Neural machine translation | Coursework 1

Your task is to implement a neural machine translation pipeline by extending a simple baseline model. In each part of the coursework you will be asked to implement a different extension.

IMPORTANT: Each extension will require you to train a completely new neural machine translation model from scratch. While implementing these changes may only take you a few minutes or hours, training the new models will take you A LONG TIME. You might implement something in thirty minutes and leave it to train overnight. Imagine that you return the next morning to find it has a bug! If the next morning is the due date, then you'll be in a pickle, but if it's a week before the due date, you have time to recover. So, if you want to complete this coursework on time, start early. I will not take pity on you if you start too late.

Getting started [20 marks]

To get started, you need to setup your virtual environment. If you do not already have Anaconda, install it now:


We will create a new environment called mtenv (the commands will work with both Anaconda 2 and 3):

conda create --name mtenv python=3
source activate mtenv
conda install seaborn pandas matplotlib
pip install tqdm
pip install chainer
conda install ipython
conda clean -t

If you have access to a GPU, run pip install cupy before pip install chainer to enable CUDA support. You can leave the environment by running source deactivate mtenv.

Now get the code.

git clone

You’ll find a directory data containing English and Japanese parallel data (from a tutorial that you may find helpful), a model directory containing a pretrained Japanese-to-English neural translation model, and three python files:

  1. contains configuration parameters, some of which you will be asked to experiment with. In particular, pay close attention to the model and training parameters towards the end of the file. You may also adjust the gpuid parameter if you have access to a GPU, which will make training times faster (but they will still take considerable time to train, so you should give yourself plenty of time even if you have a GPU).

  2. trains a translation model (if one is not already present) and translates test sentences. You will not need to modify this script.

  3. contains a simple translation model, specified using the chainer library. You will need to understand and modify this code as instructed below in order to complete the coursework. Doing so should give you a good idea of how a neural machine translation system works, at a level of detail that you can’t get from lectures or reading.

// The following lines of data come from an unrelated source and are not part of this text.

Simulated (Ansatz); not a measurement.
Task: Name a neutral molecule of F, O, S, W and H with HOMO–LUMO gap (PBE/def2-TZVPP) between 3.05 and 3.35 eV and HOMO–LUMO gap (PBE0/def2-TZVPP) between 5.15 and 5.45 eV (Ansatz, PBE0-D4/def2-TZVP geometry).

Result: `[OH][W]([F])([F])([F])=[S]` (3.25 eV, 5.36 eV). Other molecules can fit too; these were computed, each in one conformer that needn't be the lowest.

Run the following commands:

source activate mtenv

In [1]: %run

You should see a message indicating that a pre-trained model has been loaded. To translate using this model, do:

In [2]: _ = predict(s=10000, num=10)

This displays translations of the first 10 japanese sentences of the dev set. To view predictions on training set do:

In [3]: _ = predict(s=0, num=10)

Most of these translations will be poor. To find better translations from this model, we can add filters based on precision and recall of each translation with respect to a reference translation. The following statement will only display predictions with recall >= 0.5

In [4]: _ = predict(s=10000, num=10, r_filt=.5)  

The following statement will only display predictions with precision >= 0.5

In [5]: _ = predict(s=10000, num=10, p_filt=.5)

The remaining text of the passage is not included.